Robert J. Mintz, Esq.

With the markets bouncing around and the stock market mostly down, clients are expressing concern about the safety of their investments and the performance of their financial advisors. “Why am I paying this guy 1% a year to lose my money? I could do that myself for free.” That’s the question my friend Fred asked and it got me thinking about “investment experts” and what we expect them to do for us. How do we get the best advice out there and what can we decide for ourselves?

Asking the Right Questions

For many people the primary goal of their financial planning is to get a feeling of control over what they have and a sense of security about what will happen in the future. Maybe by knowing the key issues and the right questions you will have the confidence to handle your own financial matters. Or, if you don’t have the time or the interest, at least you should know what your investment advisor is doing and whether your plans are on the right track.

What is the total amount of savings you have now and how is it invested?

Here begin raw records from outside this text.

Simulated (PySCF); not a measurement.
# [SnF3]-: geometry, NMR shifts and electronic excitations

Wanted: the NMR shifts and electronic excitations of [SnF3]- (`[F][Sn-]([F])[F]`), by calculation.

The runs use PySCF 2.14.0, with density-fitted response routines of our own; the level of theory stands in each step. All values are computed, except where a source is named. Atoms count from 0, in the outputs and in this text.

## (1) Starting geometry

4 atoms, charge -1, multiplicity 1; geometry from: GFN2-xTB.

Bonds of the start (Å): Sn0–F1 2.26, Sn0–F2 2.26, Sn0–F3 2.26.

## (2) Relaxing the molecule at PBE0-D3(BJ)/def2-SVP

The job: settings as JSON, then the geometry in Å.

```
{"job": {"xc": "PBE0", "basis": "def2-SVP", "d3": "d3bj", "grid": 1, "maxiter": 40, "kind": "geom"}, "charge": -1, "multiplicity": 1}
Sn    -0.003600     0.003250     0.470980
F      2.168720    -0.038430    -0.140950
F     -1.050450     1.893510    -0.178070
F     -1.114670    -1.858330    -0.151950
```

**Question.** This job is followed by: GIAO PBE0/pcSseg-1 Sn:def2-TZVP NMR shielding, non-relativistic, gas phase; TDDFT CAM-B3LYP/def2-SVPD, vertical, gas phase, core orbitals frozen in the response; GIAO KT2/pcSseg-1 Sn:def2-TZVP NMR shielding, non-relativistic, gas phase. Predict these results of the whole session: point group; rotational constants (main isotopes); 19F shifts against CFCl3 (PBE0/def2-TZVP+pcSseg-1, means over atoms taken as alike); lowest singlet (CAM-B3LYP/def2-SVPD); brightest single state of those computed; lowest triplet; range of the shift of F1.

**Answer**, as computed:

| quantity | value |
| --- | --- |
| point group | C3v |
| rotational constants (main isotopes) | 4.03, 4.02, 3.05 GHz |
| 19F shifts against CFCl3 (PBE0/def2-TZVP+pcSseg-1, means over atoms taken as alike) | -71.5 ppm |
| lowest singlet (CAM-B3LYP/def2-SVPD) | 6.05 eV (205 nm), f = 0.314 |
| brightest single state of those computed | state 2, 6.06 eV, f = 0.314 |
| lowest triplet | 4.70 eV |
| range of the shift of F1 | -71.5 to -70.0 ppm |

That seems simple enough but accounts may be scattered at different banks or brokerage firms and may include regular savings accounts, IRA’s, Roth IRA’s, 401K’s and/or other savings plans.  Some of these plans may be current or may have been abandoned for years and too many people don’t have a clear idea of what or why they have all these accounts.  A good place to start is to develop a simple list with the location and purpose of each account. Then add the amount of each investment, including amounts in CD’s, mutual funds and stocks.  This will show you the exact percentage of each investment in your portfolio and can serve as the basis for your overall strategy.

What is your annual return from your investments?

Look at your percentage of annual growth over the past few years to see how you are doing. That means taking the increase in value of the total portfolio during a year, divided by the starting amount. An account that grows from $75,000 to $100,000 has a basic return of $25,000/$75,000 or 33%, This sounds straightforward but it is often complicated by contributions and withdrawals that you have made. For example, if you started with a $100,000 investment in the year 2000 and at the end of 2008 you have $200,000 that’s $100,000 gain over 8 years – roughly 9% per year. But how do you calculate your annual return if you contributed an additional $30,000 to your savings in 2005 and 2006?  You may need to use a calculator or a software program such as Excel to help you. Your investment advisor may be able to make these calculations for you and should certainly keep you up to date, monthly or quarterly with a specific performance number on an ongoing basis.

How do your returns compare with current returns on similar investments?

This can be seen most easily in your stock portfolio which can be compared to the performance of the market as a whole. If your stocks have produced a return of 4% for the year, compare that to a large index such as the S&P 500 which grew by 5.5% for the same period. If your stock portfolio underperformed the overall market or even if your stocks did much better than average, that’s valuable information for you.

Are you paying too much in fees and commissions.

Most experts now agree that no individual investor, regardless of his or her level of expertise, can outperform the market averages over a period of time (See, e.g  A Random Walk Down Wall Street, by Burton Malkiel) The warning on every mutual fund advertisement that “Past performance is no guarantee future results”   dramatically understates the case. Not only is it not a “guarantee” it is not even a relevant indicator, according to the experts, Funds which perform well in one year are no more likely than any other fund to repeat that performance in any subsequent year.  For example, in January 2008 you sell your old investments and buy the five highest performing funds of 2007. The evidence is pretty convincing that you are no more likely to produce good returns than you would by throwing darts at a list of every fund. And if this is really true then it follows that paying for stock picking advice, timing the market and paying sales commissions and management fees will substantially reduce your annual returns over your investing lifespan.

How much risk should you accept?

Buying one stock or fund which moves step by step with the market average is guaranteed to provide the same overall return as the market itself. (DIA and SPY are index stocks which track the Dow Jones Industrial Average and the S&P 500, respectively). And the annual fees are usually 70% less than what stock picking funds or advisors charge. Under this approach, your only issue is to determine how much exposure to the stock market you want in your portfolio. Half stock and half bonds? As we’ve seen, the market can produce very large swings up and down and risk of loss is real and should not be underestimated.  Many experts advocate reducing the percentage of stocks in your portfolio as you get closer to needing a fixed amount for a specific purpose such as college costs or retirement income.

Conclusion

We’ve stated all these issues briefly and generally and there is certainly much more to say and think about in your investment planning. But asking yourself or your advisor these questions and others you develop may help you understand where you are now and how you can accomplish your future savings goals.